Lithuania and Poland reportedly called for consultations according to NATO’s Article 4 [http://www.lithuaniatribune.com/64476/lithuanian-polish-presidents-call-for-nato-treaty-article-4-consultations-201464476/], but the Rasmussen denied this at a press conference last night.

Even the option where Tymoshenko goes to Moscow and hands over Crimea to Putin, but heroically averts World War 3, is off the table.  But I would not exactly discount that at this point.  Maybe it would not be Tymoshenko, but another Ukrainian politician.

So the answer lies with Dmitry Medvedev’s government.  But it has been declawed and defanged.  The final humiliation in September 2011 was… well, it was final.  Former Finance Minister Alexei Kudrin threatened dire economic costs for taking Russia to the brink of war [https://twitter.com/Aleksei_Kudrin/status/439774457453092864], but he is not even in the Government anymore.  The current Finance Minister, Anton Siluanov, is probably also unhappy, but he doesn’t have much clout either.

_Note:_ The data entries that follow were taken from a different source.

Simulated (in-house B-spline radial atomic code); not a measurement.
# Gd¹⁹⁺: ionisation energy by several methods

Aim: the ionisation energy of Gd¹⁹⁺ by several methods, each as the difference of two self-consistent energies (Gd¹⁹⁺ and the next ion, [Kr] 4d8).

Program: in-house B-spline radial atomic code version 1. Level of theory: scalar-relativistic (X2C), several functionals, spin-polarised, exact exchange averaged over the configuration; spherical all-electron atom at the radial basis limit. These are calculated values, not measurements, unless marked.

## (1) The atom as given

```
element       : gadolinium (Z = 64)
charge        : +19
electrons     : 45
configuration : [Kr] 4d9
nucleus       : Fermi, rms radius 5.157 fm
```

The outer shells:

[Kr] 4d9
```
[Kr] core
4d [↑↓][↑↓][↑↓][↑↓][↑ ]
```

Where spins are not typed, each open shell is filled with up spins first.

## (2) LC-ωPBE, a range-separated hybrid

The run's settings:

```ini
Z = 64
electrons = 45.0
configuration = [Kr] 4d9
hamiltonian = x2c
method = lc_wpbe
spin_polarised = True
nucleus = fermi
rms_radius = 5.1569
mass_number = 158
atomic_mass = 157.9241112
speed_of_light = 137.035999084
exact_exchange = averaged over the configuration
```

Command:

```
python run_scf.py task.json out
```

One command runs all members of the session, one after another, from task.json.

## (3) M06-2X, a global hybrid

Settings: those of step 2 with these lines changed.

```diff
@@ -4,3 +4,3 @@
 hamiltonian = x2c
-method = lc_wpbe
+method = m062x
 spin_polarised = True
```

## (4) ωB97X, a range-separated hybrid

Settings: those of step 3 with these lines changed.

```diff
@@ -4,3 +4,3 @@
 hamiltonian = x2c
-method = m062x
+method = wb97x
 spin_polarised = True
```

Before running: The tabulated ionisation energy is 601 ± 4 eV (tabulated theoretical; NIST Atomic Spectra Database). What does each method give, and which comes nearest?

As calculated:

The Ministry of Defence is probably eating this up. I imagine that they have dreamed of this for years.

And who else is there?  There isn’t anybody.  There is no respected voice of reason in the Russian establishment who is willing to speak up and call this a massive miscalculation.

Even if there were a group large enough or powerful enough to oust Putin, who would or could they replace him with?  How do you reconstitute Putinism without Putin [https://twitter.com/MarkGaleotti/status/440015534533660672]? You cannot.  It is impossible.  The whole system (and all that lovely money) would collapse.  But it may do so anyway.

In the end, Putin has fractured his own elites to such an extent that a coup is nearly impossible.  They could not coordinate an overthrow because they’d be too busy bickering over who got what and how much.  And forget an agreement on a replacement.  They had a compromise figure in Medvedev, and that completely failed. 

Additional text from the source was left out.